Re: [webpages-l] sitemap_m.html

1 Sep 1999

      Rick wrote:
...
Hmmm, I wonder why it sometimes misses files.  For example, it finds
the German Rheinland-Pfalz history page, but not the English
version:
The program merely looks for associated filenames to make the file
pairings.  It fails here because I didn't know about or anticipate
filenames with language codes used as an infix:

  /gene/reg/RHE-PFA/rhein-p-his.html   (E)
  /gene/reg/RHE-PFA/rhein-p-d-his.html (D)
                           ^^ -d in the middle of the filename

The E (English) file isn't found correctly because its name isn't
obviously derivable (at least to the program) from the D filename.  In
fact, the E file isn't found at all because the D file doesn't link to
it, and neither does the parent of the D file.  (The crawler I wrote
only parses one file from a language multiplet; in this case, the
German-language parent was parsed, while the English one was not.)

I could make the crawler look for infixed language tags in the
filenames.  This gives it more chances for false associations,
however, so I would prefer that the German file name be changed to a
simpler
  /gene/reg/RHE-PFA/rhein-p-his-d.html (D)

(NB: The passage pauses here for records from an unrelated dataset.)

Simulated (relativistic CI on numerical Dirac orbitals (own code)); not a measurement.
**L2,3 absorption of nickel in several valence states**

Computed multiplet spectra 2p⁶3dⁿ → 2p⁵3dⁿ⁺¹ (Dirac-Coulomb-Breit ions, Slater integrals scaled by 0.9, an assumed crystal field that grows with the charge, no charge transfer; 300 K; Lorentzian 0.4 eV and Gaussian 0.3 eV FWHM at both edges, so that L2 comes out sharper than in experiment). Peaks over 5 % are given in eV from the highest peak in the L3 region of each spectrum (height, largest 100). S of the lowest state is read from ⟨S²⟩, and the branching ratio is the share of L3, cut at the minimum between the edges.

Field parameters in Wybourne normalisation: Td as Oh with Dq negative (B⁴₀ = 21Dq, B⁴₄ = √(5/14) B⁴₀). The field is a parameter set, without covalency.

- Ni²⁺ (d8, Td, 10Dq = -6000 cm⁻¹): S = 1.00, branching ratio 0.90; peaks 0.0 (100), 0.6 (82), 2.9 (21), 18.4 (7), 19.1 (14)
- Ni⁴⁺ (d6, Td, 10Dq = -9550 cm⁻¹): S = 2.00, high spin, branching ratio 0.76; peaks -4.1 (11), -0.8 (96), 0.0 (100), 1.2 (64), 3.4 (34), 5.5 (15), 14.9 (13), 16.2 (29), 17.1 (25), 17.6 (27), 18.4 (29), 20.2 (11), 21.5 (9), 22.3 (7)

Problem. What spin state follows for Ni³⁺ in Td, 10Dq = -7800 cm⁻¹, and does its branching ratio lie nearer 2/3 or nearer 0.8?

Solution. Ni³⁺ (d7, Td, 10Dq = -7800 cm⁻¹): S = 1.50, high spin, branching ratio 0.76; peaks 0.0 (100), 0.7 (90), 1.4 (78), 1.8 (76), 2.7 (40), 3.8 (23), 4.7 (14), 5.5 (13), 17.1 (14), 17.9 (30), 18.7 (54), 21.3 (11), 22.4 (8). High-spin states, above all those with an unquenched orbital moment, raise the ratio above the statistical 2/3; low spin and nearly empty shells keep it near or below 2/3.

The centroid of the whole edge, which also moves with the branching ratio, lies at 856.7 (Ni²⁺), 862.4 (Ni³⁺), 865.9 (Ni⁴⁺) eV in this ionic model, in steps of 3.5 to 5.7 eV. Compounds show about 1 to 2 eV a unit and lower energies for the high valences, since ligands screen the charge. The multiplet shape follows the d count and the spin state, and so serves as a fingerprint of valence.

Another case is (mea culpa)
  /gene/reg/NSAC/schaumburg-lippe_adel.html     (D)
  /gene/reg/NSAC/schaumburg-lippe_nobility.html (E)
and a simple file rename (with accompanying link updates) will fix
this too.

A worse problem, in my opinion, is presented by the sometimes
poorly-chosen page titles.  This can only be cured by careful
attention by the page authors.

-- 
=Jim Eggert   EggertJ@LL.mit.edu